Good luck to you, I hope this placement is as successful as it sounds!

Other than your son being young-for-grade, this dilemma sounds extremely familiar. I definitely have a thread in this forum about figuring out my son's math placement as he entered middle school. smile In the end it turns out that our school, while small, has an honors track for middle school, and they readily offered it to both my children. This put them in honors prealgebra for sixth and honors Alg I for high school credit, with a middle school teacher, in seventh. They weren't the only ones in their classes with that arrangement either. In fact I would almost go so far as to say that, if you are "school shopping," that a school that doesn't offer Algebra for eighth graders at all, might not be as good a fit as it seems otherwise?
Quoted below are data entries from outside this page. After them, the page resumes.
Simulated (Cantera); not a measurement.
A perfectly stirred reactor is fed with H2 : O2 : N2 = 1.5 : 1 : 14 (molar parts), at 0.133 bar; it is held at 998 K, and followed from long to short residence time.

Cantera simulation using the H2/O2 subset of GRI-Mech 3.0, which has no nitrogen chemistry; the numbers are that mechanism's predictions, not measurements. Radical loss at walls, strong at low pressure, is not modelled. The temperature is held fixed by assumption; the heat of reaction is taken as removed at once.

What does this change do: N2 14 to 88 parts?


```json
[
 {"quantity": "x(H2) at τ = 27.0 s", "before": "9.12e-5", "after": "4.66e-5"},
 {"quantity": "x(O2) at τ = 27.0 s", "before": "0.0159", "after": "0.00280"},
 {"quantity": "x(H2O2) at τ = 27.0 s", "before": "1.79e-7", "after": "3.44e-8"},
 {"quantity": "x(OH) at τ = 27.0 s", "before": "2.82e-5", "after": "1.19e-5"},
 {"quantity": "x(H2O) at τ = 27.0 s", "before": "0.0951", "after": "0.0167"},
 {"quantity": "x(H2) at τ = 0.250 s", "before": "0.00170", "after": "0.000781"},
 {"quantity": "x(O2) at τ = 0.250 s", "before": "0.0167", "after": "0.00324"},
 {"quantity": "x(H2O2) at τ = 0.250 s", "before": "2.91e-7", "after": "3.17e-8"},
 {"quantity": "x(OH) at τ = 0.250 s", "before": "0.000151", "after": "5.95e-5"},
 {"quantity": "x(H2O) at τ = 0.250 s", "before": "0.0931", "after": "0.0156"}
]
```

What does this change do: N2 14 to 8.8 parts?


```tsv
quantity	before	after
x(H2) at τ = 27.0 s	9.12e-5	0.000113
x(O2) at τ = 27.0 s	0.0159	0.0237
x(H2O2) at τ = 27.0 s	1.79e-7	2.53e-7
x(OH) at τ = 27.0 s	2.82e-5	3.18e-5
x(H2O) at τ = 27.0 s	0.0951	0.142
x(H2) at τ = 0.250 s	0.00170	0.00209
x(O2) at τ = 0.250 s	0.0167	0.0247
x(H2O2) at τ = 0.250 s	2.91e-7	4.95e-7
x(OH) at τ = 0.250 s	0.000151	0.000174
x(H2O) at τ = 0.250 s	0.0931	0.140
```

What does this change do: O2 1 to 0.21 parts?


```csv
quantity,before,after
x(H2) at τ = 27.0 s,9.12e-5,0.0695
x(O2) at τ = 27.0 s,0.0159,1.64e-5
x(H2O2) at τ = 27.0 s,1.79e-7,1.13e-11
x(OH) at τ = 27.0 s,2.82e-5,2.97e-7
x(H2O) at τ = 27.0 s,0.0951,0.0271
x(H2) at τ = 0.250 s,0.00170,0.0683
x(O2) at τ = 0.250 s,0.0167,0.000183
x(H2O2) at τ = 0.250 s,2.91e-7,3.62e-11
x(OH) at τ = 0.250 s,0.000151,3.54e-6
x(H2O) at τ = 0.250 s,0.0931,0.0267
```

And I'll also add the caveat that this level of SSA is still not an opportunity, at least for my children, to learn study skills. My 9th grader (who has since accelerated once more and now in Precalculus) was just lamenting about this recently. He longs to know what it would be like to have to study, LOL.

I guess I'd also add that if there's any chance that your son will be interested in competitive math, or a problem-solving career path, or certainly if he'd be the type to consider advanced mathematics in college, then that might raise the merits of AOPS as a flipped classroom scenario. This is actually what we did in 8th grade for Geometry. We started the year fully remote, so we just homeschooled with AOPS. When they went back to in-person, he took a study hall period to sit and do work that I assigned. So, I think that after that experience, I'd advise that prior exposure to AOPS at the Alg or even pre-Alg level, and maybe also having actual live AOPS instructors (instead of a mom who winged it with lesson prep the day before, LOL), would have made it even more successful. Just a thought.